Updated September 30, 2017 - 9:38 pm

The Nevada Press Association on Saturday inducted four new members into the Nevada Newspaper Hall of Fame — Myram Borders, Bill Roberts, Alf Doten and A.L. Higginbotham.

Borders, now retired, was a journalist for 36 years, including 25 as Las Vegas bureau manager for United Press International. She broke news, fought for Nevada’s Open Meeting Law and mentored young reporters.

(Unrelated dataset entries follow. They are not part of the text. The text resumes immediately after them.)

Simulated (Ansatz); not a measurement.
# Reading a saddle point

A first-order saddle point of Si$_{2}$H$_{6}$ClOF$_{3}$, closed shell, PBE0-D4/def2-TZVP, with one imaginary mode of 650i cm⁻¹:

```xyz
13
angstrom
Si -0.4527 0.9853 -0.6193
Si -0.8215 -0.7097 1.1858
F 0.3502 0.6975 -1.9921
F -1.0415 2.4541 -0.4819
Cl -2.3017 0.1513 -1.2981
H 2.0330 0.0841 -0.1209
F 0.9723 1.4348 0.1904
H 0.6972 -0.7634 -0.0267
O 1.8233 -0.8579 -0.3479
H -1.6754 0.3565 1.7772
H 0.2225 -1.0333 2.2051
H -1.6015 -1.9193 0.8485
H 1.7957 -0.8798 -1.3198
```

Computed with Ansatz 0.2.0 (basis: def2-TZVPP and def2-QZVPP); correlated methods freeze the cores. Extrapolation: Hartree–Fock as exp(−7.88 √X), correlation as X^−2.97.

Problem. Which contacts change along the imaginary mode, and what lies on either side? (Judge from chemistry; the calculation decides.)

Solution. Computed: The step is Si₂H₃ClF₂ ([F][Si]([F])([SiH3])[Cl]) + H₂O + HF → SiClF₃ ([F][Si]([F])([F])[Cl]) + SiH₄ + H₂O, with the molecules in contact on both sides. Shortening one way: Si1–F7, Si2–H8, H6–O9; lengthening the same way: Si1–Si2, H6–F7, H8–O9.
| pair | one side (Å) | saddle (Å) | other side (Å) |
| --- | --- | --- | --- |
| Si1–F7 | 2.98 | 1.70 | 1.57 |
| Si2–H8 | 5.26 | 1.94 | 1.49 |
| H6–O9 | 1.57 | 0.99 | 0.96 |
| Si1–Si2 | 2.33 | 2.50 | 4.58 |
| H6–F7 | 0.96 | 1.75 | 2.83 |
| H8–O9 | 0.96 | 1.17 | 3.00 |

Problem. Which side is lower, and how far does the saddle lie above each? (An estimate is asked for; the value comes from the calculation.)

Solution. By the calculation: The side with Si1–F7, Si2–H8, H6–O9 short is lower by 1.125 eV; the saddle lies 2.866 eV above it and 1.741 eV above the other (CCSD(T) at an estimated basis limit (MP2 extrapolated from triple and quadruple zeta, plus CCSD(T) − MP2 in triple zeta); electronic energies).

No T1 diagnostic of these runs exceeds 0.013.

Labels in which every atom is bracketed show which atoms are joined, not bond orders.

In 1967, Borders was tipped that Elvis Presley was marrying Priscilla Beaulieu at the Aladdin Hotel in Las Vegas. She went to the hotel and spotted Nevada Supreme Court Justice David Zenoff, who confirmed the news. The wedding occurred at 1 a.m. and Borders was the only reporter there.

Roberts, who died in 2015, was a Tonopah native and mainstay for three decades for Central Nevada Newspapers, which he formed in 1975 with his parents and his wife, Bobby Jean. The newspaper group included some of Nevada’s most historic newspapers — the Tonopah Times-Bonanza and Goldfield News, Reese River Reveille and Eureka Sentinel.

Doten and Higginbotham were longtime figures in the history of Nevada journalism and were inducted as part of the Newspaper Hall of Fame’s effort to recognize some of the industry’s figures from the past.

Doten moved to Nevada in 1863 to participate in the silver boom but soon began work as a reporter on the Como Sentinel, Virginia Daily Union, Virginia City Territorial Enterprise and Gold Hill Daily News, which he bought in 1872 and guided to a legacy as one of the leading newspapers of the Comstock.

Higginbotham, who died in 1967, taught journalism at the University of Nevada for 43 years and assisted in founding the Nevada State Press Association in 1924.